Discover and Focus on What Each Person Has the Freedom and Resources to Do Now

Attachments

Materials

    Instructions

    Five Structural Elements – Min Specs

    1. Structuring Invitation

    In connection with their personal challenge or their group’s challenge, ask, “What is your 15 percent? Where do you have discretion and freedom to act? What can you do without more resources or authority?”

    2. How Space Is Arranged and Materials Needed

    • Unlimited number of groups.
    • Chairs for people to sit in groups of 2-4; no tables required.

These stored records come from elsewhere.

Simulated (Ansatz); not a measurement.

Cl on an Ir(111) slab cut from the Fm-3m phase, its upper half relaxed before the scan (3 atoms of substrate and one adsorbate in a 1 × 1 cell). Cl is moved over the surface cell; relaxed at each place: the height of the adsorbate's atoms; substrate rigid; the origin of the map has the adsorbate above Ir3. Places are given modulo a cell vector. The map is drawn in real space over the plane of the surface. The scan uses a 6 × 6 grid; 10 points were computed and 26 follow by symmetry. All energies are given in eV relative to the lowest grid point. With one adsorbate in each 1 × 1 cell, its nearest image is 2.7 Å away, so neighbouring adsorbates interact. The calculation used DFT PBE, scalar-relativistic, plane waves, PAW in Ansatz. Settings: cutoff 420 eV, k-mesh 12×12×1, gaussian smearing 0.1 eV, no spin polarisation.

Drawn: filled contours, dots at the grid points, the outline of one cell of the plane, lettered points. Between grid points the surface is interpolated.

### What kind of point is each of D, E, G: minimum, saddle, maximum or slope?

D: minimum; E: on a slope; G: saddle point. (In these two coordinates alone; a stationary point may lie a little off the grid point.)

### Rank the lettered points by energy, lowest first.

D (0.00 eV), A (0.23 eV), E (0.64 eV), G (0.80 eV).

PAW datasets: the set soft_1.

    3. How Participation Is Distributed

    • Everyone is included
    • Everyone has an equal opportunity to contribute

    4. How Groups Are Configured

    • First alone
    • Then in pairs or small groups

    5. Sequence of Steps and Time Allocation

    • First alone, each person generates his or her own list of 15% Solutions. 5 min.
    • Individuals share their ideas with a small group (2 to 4 members). 3 min. per person and one person at a time
    • Group members provide a consultation to one another (asking clarifying questions and offering advice). 5 to 7 min. per person and one person at a time

    WHY? Purposes

    • Move away from blockage, negativism, and powerlessness
    • Have people discover their individual and collective power
    • Reveal bottom-up solutions
    • Share actionable ideas and help one another
    • Build trust
    • Remember unused capacity and resources (15 percent is always there for the taking)
    • Reduce waste
    • Close the knowing-doing gap

    Tips and Traps

    • Check each item to assure that it is within the discretion of the individual
    • Be ready for BIG things to emerge via the butterfly effect
    • Reinventing the wheel is OK
    • Each 15% Solution adds to understanding of what is possible
    • Clear, common purpose and boundaries will generate coherence among many 15% Solutions
    • Make it a routine to ask for 15% Solutions in meetings (15% Solutions are otherwise commonly unnoticed and overlooked)
    • While introducing the idea, tell a story about a small change made by an individual that sparked a big result
    • Learn more from professor Gareth Morgan, who has popularized the concept through journal articles like Morgan, G. and Zohar, A. (1998) , "The 15% approach: quantum change incrementally!" Holland Management Review, 53, pp. 14-25. and his old site.
    Riffs and Variations

    Examples

    • For any problem-solving or planning activity in which you want individuals to take initiative
    • For inclusion in the conveners report in Open Space sessions
    • For any challenge that requires many people to change for success to emerge
    • For generating small “chunks” of success that can be combined into a simple prototype that is easy and cheap to test (low-fidelity prototype)


    Tips for running this activity online

    • Use a video conferencing tool where you can assign the pair of participants into breakout rooms (e.g. Zoom).
    • When briefing the exercise and assigning the pairs or groups to work together, keep all participants in the main video conference room and explain best practices.
    • After this step is completed, turn on breakout rooms so each group can work on their tasks.
    • After the group breakout groups are completed and participants return to the main room, debrief the exercise.
    • When facilitating full group discussion, we’d recommend that participants use non-verbal means to indicate they’d like to speak. You can use tools like Zoom’s nonverbal feedback tools, a reaction emoji, or just have people put their hands up.The facilitator can then invite that person to talk.
    • If you do not have breakout sessions, keep everyone in the main room, though invite pairs and groups to communicate in private messages or small groups in Slack. 

    Background

    Attribution: Liberating Structure developed by Henri Lipmanowicz and Keith McCandless. Inspired by professor Gareth Morgan.

    Source: Liberating Structures

    Comments (2) (3.0 avg / 1 ratings)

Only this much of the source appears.